I'm now out of the woods and catching up on posts and pretty much everything else in my (digital) life. I have a number of film shots of baked goods to share from the spring and am excited about continuing to do more. For now, though, I'll start here with a Rhode Island Apple Slump.
As I mentioned earlier, this NELP, my friend Becky and I co-led the "Transcendental Kitchen Society," a 5-class workshop exploring transcendental ideas with a feminist lens, and examining the intersection between creative space and domestic space/daily work and intellectual work (read some words from Becky on the class and other feminist pursuits at NELP here).
At all of our meetings, we engaged in some type of creative domestic work while discussing readings and ideas. For this particular class, in which we talked about Louisa May Alcott's Transcendental Wild Oats, a parody of her father Bronson Alcott's highly idealistic cooperative farm, Fruitlands, we made an Apple Slump.
The connection between the text and the dessert appears in the final sentence of the story. Sister Hope--the analog for Mrs. Alcott and female protagonist who ends up taking on most of the domestic work of the commune while the men spend time "thinking"-- acknowledges the failure of the Fruitlands and wittily comments, "Don't you think Apple Slump would be a better name for it, dear?"
A fruit slump, cousin to a pandowdy and British steamed pudding, consists of fruit simmered in a skillet, which is then topped with biscuits/dumpling dough and cooked until the dough is baked through. It's then inverted, with the fruit being spooned over the biscuits-- a cooked shortcake, of sorts (for more on slumps, grunts and pandowdys, see this New York Times article from last year).

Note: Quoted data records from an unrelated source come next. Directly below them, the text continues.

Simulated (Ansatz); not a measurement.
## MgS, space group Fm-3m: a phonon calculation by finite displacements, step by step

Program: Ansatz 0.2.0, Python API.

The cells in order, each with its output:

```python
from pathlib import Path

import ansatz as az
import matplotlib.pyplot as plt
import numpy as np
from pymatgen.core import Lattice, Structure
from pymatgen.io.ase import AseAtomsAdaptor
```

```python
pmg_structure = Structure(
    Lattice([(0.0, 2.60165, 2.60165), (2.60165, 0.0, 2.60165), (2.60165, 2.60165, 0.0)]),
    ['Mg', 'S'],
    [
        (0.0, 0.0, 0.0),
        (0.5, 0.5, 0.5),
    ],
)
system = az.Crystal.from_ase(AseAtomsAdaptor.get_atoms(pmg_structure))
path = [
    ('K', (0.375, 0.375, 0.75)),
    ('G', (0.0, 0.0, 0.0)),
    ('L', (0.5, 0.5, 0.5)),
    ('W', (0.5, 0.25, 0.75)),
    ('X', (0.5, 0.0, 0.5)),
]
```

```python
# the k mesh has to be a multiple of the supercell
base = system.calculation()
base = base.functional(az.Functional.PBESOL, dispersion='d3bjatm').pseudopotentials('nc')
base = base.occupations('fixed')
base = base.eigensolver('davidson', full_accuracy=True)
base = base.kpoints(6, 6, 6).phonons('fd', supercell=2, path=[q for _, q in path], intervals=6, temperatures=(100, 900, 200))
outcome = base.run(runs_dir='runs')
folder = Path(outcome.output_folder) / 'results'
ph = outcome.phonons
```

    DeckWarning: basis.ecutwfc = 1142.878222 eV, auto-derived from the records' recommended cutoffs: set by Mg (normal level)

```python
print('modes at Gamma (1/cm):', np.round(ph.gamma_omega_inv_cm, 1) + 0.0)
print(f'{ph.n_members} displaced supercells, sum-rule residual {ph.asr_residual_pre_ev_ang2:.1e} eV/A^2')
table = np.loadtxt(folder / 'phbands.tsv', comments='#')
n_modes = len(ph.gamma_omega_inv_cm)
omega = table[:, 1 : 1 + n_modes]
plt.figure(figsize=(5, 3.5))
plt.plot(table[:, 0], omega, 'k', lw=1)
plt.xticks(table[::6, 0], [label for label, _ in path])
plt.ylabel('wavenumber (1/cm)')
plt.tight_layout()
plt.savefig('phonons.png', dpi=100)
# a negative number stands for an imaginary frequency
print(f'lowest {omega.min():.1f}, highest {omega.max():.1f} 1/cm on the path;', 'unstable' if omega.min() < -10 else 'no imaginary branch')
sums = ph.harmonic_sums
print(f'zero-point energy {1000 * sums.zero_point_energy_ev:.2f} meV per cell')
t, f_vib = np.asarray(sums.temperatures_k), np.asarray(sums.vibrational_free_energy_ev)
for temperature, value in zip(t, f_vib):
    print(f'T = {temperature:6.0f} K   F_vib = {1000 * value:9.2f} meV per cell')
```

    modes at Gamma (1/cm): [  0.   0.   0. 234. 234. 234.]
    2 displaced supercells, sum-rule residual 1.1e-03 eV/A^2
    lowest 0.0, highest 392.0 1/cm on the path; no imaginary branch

This particular recipe comes from Becky's 1947 edition of The United States Regional Cook Book edited by Ruth Berolzheimer. As many recipes of the era, the directions are not especially detailed or proscriptive--I added in a few details here, but it is meant to be approximate-- there's not much danger of failure. The apple slump's deliciousness exists in that tension between soft and doughy biscuits and the dark and rich caramelized apples.
Rhode Island Apple Slump
Adapted from The United States Regional Cook Book c. 1947
Makes 8-10 servings
For the apple filling:
3 pints apples, peeled and chopped into slices
1 cup brown sugar
1/2 cup water
2 teaspoons cinnamon
For the baking powder biscuits:
2 cups all-purpose flour
3 teaspoons baking powder
1/2 teaspoon salt
4 Tablespoons unsalted butter, cold
3/4 cup whole milk
1 cup heavy cream (optional)
1. In a 9-inch cast iron skillet over medium-low heat, simmer apple slices, brown sugar, water, and cinnamon until liquid is reduced and apples begin to soften.
2. Meanwhile, prepare the biscuits. In a medium sized bowl, combine flour, baking powder and salt. Cut in the cold butter, until mixture is the consistency of cornmeal and peas, then pour in the milk and bring dough together into a ball. Roll dough out onto a floured surface about 1/2-inch thick and cut into circles with a biscuit cutter or jar top.
3. Once apples are soft, place cut biscuits over the dough, cover skillet, and cook over medium-low heat until biscuits are baked through but still soft and apples are completely cooked and caramelized, approximately 20-25 minutes.
4. Remove biscuits from skillet and spoon caramelized apples over top. Serve with cream and enjoy warm. We warmed the cream in the skillet after the apples had been scooped out, so that it took on some of the caramelized flavor. We then drizzled it over everything.
While the slump cooked, we also created a "dance" composed of actions from experimental recipes the workshop the students wrote for an assignment. Rachel Pernick's wonderful graphic representation of that dance is pictured above.